Best practices for data governance
This article covers best practices of data governance, organized by architectural principles listed in the following sections.
1. Unify data management
Manage metadata for all data assets in one place
As a best practice, run the lakehouse in a single account with one Unity Catalog. The top-level container of objects in Unity Catalog is a metastore. It stores data assets (such as tables and views) and the permissions that govern access to them. Use a single metastore per cloud region and do not access metastores across regions to avoid latency issues.
The metastore provides a three-level namespace:
Databricks recommends using catalogs to provide segregation across your organization’s information architecture. Often this means that catalogs can correspond to software development environment scope, team, or business unit.
2. Unify data security
Centralize access control
The Databricks Data Intelligence Platform provides methods for data access control, mechanisms that describe which groups or individuals can access what data. These are statements of policy that can be extremely granular and specific, right down to definitions of every record that each individual has access to. Or they can be very expressive and broad, such as all finance users can see all financial data.
Unity Catalog centralizes access controls for files, tables, and views. Each securable object in Unity Catalog has an owner. An object’s owner has all privileges on the object, as well as the permission to grant privileges on the securable object to other principals. Unity Catalog allows to manage privileges, and to configure access control by using SQL DDL statements.

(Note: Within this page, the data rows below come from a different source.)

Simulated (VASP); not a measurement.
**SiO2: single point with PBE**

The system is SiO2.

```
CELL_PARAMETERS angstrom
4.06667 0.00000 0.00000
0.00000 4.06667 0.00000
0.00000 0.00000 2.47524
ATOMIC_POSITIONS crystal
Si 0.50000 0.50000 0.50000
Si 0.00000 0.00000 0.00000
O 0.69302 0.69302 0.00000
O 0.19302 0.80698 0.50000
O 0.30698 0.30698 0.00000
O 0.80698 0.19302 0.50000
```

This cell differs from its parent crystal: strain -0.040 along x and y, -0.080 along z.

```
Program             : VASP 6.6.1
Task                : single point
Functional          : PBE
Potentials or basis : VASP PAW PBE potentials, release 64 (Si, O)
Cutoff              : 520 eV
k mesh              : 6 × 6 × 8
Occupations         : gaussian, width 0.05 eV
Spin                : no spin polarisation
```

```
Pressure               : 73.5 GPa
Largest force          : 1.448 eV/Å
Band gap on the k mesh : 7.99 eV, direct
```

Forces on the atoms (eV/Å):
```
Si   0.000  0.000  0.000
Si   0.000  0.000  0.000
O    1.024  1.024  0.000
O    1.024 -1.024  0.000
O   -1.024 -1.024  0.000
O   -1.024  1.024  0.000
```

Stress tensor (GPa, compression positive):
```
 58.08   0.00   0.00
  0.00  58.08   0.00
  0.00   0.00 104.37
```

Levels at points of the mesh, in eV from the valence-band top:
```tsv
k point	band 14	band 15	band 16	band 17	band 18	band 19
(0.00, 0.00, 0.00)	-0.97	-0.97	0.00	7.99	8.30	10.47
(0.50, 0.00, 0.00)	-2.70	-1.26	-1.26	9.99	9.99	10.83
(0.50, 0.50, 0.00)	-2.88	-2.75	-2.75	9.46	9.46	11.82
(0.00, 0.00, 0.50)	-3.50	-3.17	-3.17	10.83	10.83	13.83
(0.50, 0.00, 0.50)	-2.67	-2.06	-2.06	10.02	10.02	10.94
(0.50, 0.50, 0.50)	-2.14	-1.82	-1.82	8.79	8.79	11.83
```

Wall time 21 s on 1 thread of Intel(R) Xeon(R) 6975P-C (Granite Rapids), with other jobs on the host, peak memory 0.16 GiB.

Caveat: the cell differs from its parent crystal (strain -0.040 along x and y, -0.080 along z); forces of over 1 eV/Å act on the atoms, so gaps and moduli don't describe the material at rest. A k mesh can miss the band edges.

Unity Catalog uses dynamic views for fine-grained access controls so that you can restrict access to rows and columns to the users and groups who are authorized to query them. See Create a dynamic view.
For further information see Security, compliance & privacy - Manage identity and access using least privilege.
Configure audit logging
Databricks provides access to audit logs of activities performed by Databricks users, allowing your enterprise to monitor detailed Databricks usage patterns. There are two types of logs: Workspace-level audit logs with workspace-level events and account-level audit logs with account-level events.
Audit Unity Catalog events
Unity Catalog captures an audit log of actions performed against the metastore. This enables admins to access fine-grained details about who accessed a given dataset and what actions they performed.
Audit data sharing events
For secure sharing with Delta Sharing, Databricks provides audit logs to monitor Delta Sharing events, including:
When someone creates, modifies, updates, or deletes a share or a recipient.
When a recipient accesses an activation link and downloads the credential.
When a recipient accesses shares or data in shared tables.
When a recipient’s credential is rotated or expires.